Sunday, December 25, 2011

>REDINGTON INDIA LIMITED


Proposal to Purchase Shares of subsidiary Redington International Holdings (RIHL) from a private equity investor Investcorp (IVC) by a wholly owned subsidiary of the Company Redington International Mauritius Ltd (RIML) for a consideration of $ 113 mn. This would be funded by raising foreign debt of Rs. 450 crores and the remaining through internal accruals.

  • In Nov 2008, IVC had bought 25.97% stake in RIHL for $ 65 mn valuing it at $ 239 mn. This was at valuations of 2.94 x P/BV and 15.8 x P/E. The current buyback of this stake by RIML at $113mn was valued at 1.78x P/BV and 15.8x P/E.
  • As per the agreement, in the 4th year after stake sale to IVC, Redington International Holding Ltd (RIHL) was supposed to be listed but due to the uncertain environment, the IPO plan got cancelled and now the stake purchase by Redington International Mauritius Ltd (RIML) will take place.
  • After this, RIML will have 95.96% stake in RIHL and the balance would be with employees which the management may later buy from them and swap it with Redington (India) which is expected to take place in mid next year.
  • Debt at the end of Sept 2011 is Rs 1350 (~Rs 700 India debt and Rs.650 overseas) and at the end of March 2012 it is expected to be Rs 1800 crs net of cash. Cash at the end of Sept 2011 is ~Rs 530 crs.
  • The company is planning to raise a debt of Rs.450 crores overseas and the rest would be funded internally through cash.
  • Management also plans to increase its stake in Arena, however due to the prevailing market conditions, they are timing out the buy-out.

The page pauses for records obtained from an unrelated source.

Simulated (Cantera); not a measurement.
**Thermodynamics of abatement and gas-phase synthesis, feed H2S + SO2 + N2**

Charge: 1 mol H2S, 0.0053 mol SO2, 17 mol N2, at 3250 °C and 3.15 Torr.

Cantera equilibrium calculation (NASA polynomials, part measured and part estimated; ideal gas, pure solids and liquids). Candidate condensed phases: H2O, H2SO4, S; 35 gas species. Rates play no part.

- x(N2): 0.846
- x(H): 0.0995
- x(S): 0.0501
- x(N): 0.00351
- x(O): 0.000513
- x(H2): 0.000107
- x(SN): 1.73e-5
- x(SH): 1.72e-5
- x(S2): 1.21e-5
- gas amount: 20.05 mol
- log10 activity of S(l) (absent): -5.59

Valuation & Recommendations

Rupee has depreciated almost by 7% during the current quarter and this would impact Redington India’s India business which accounts for almost 48% to the revenues. However, we believe the company would pass this raise in import costs to the consumers mitigating the impact. However, some pressure in margins could be expected in the Q3FY12 and thus have reduced the earnings estimates for FY12E by 3% to Rs.7.2.

We believe increase in stake in the holding company would be EPS accretive in 2013E for the company and profits would be higher by 9% from our earlier estimates at Rs.360 crores in FY13E. We continue to have a positive outlook on the company and recommend a BUY for the stock. At CMP, the stock is trading at 9.7x its FY12E earnings and looks attractive.